Sunday, April 3, 2022

From the Favorites Box: Theodore Roosevelt, 1952 Topps Look 'N See #6

A series where I post some thoughts about favorite cards. Previous cards in the series are available here.
The man featured on today's card is an absolute legend in my book. Many of you likely know a thing or two about him—if not from what you may have learned in school, then from numerous books and television documentaries about him. (The PBS series about some of the key members of the family is worth a watch.)
And as card collectors and sports fans, you might also know this man from a portion of a certain speech he gave that's been quoted by a few athletes over time, none bigger than Tom Brady.
The full speech is titled "Citizenship in a Republic", and the entire thing is powerful. I'll add a quote here from the specific portion that's so popular with athletes. After reading it, I think you'll see why.
"It is not the critic who counts; not the man who points out how the strong man stumbles, or where the doer of deeds could have done them better. The credit belongs to the man who is actually in the arena, whose face is marred by dust and sweat and blood; who strives valiantly; who errs, who comes short again and again, because there is no effort without error and shortcoming; but who does actually strive to do the deeds; who knows great enthusiasms, the great devotions; who spends himself in a worthy cause; who at the best knows in the end the triumph of high achievement, and who at the worst, if he fails, at least fails while daring greatly, so that his place shall never be with those cold and timid souls who neither know victory nor defeat."
Softball season just started over here, and I know I'm ready to slug some hits and get dirty in the field.

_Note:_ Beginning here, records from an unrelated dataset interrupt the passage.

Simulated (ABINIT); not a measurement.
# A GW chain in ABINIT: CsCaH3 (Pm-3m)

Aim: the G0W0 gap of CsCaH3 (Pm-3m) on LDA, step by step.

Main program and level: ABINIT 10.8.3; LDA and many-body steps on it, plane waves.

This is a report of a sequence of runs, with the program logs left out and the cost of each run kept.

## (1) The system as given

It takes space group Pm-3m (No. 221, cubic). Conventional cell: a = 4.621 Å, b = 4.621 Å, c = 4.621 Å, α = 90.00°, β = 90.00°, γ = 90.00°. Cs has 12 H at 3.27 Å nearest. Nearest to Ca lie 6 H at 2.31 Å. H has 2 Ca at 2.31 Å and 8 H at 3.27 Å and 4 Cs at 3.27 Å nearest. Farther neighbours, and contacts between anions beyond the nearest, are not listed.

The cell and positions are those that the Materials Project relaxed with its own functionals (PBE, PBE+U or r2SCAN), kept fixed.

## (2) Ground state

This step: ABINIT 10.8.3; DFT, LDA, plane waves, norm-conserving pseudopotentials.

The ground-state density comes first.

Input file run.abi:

No more beating around the bush, though. Here's the man himself, on cardboard.

This Theodore Roosevelt card is one of the bigger hitters in the 1952 Look 'N See set, but you know what? I'd hardly purchased any cards for my collection in 2021, and I definitely wanted a copy of this one, so I found a decent deal online and went for it.

What pushed me to the point of purchase, however, was not anything I've mentioned above. It was a result of reading a book that Roosevelt wrote a few years after his second term in office called Through the Brazilian Wilderness.
Accepting an invitation from some highly regarded Brazilian leaders and naturalists, Roosevelt and his son Kermit would travel to the country and help chart some of its unexplored areas on foot and by dugout canoe, cataloguing some never-before-seen animal, insect, and plant species along the way.

It was a monumental task. The team would have to venture down uncharted rivers (including one called "The River of Doubt"), fend off snakes and swarms of insects, endure poor weather, rapids, near starvation, injury, sickness, the whole nine yards. And Roosevelt was in his mid-50s by then. 
But his vigor remained. Just read this statement from the man regarding the journey he and his American-Brazilian team completed. It's one of my favorites in the entire book.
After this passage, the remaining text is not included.